Scholar to Discuss Christian Pneumatology in Relation to Israel’s History
Internationally recognized scholar Dr. Jack Levison will share his insight into the essence of Christian pneumatology (the study of the Holy Spirit) as it relates to the history of Israel at Duquesne University's 11th annual Holy Spirit Lecture.
Levison, the W.J.A. Power Chair of Old Testament Interpretation and Biblical Hebrew at the Perkins School of Theology of Southern Methodist University, will present The Jewish Origin of Christian Pneumatology on Thursday, Oct. 5, at 7 p.m. in the Charles J. Dougherty Ballroom in the Power Center at Duquesne University. The event is free and open to the public.
During his lecture, Levison will discuss the acceptance of pneumatology as a Christian belief from a theological perspective, rather than a biblical one. Levison sites that the Holy Spirit arose 500 years before Christian doctrine, when two Israelite prophets introduced the Spirit into the traditions of the exodus.

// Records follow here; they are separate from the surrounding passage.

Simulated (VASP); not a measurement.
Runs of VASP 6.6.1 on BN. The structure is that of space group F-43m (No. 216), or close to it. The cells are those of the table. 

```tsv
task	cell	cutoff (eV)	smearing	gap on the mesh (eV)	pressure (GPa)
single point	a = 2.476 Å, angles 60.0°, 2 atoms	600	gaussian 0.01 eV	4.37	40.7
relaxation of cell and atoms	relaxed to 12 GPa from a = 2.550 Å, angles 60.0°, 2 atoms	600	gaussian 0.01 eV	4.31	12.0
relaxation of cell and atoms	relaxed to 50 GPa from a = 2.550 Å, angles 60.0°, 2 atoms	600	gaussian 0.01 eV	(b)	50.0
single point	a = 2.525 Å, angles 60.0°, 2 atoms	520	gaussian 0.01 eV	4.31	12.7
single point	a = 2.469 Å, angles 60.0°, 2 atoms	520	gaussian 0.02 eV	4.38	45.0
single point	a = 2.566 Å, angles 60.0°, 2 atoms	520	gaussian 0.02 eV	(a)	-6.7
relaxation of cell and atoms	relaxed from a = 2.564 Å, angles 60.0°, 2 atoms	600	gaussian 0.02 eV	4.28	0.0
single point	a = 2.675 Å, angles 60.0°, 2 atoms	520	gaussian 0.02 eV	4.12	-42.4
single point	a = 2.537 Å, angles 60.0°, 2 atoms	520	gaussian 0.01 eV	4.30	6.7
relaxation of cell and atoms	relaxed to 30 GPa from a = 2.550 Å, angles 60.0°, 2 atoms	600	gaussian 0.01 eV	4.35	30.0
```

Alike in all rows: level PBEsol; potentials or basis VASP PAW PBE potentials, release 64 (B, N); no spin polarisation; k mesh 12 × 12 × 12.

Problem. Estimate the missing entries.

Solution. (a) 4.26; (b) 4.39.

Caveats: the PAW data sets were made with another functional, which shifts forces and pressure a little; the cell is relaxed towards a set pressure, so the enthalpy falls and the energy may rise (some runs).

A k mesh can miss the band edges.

"This year's lecture takes an inter-religious turn, emphasizing the Holy Spirit at the intersection of Judaism and Christianity," said Duquesne Associate Theology Professor Rev. Radu Bordeianu, who directs the Holy Spirit Lecture and Colloquium. "It's surprising how often the New Testament mentions the Holy Spirit and how little explanation it offers to the identity of the Spirit. That means that the Jewish writers and readers of these sacred writings shared among themselves an understanding of the Spirit that escapes us today. It is thus important to hear Jack Levison reveal the Jewish roots of Christianity's theology of the Spirit."
Levison is the author and editor of more than a dozen books and a featured blogger for the Huffington Post. He is an authority on the Holy Spirit in Jewish and Christian scripture, and teaches courses on Pneumatology, Jewish interpretations of the Hebrew Bible; and prophecy, among others.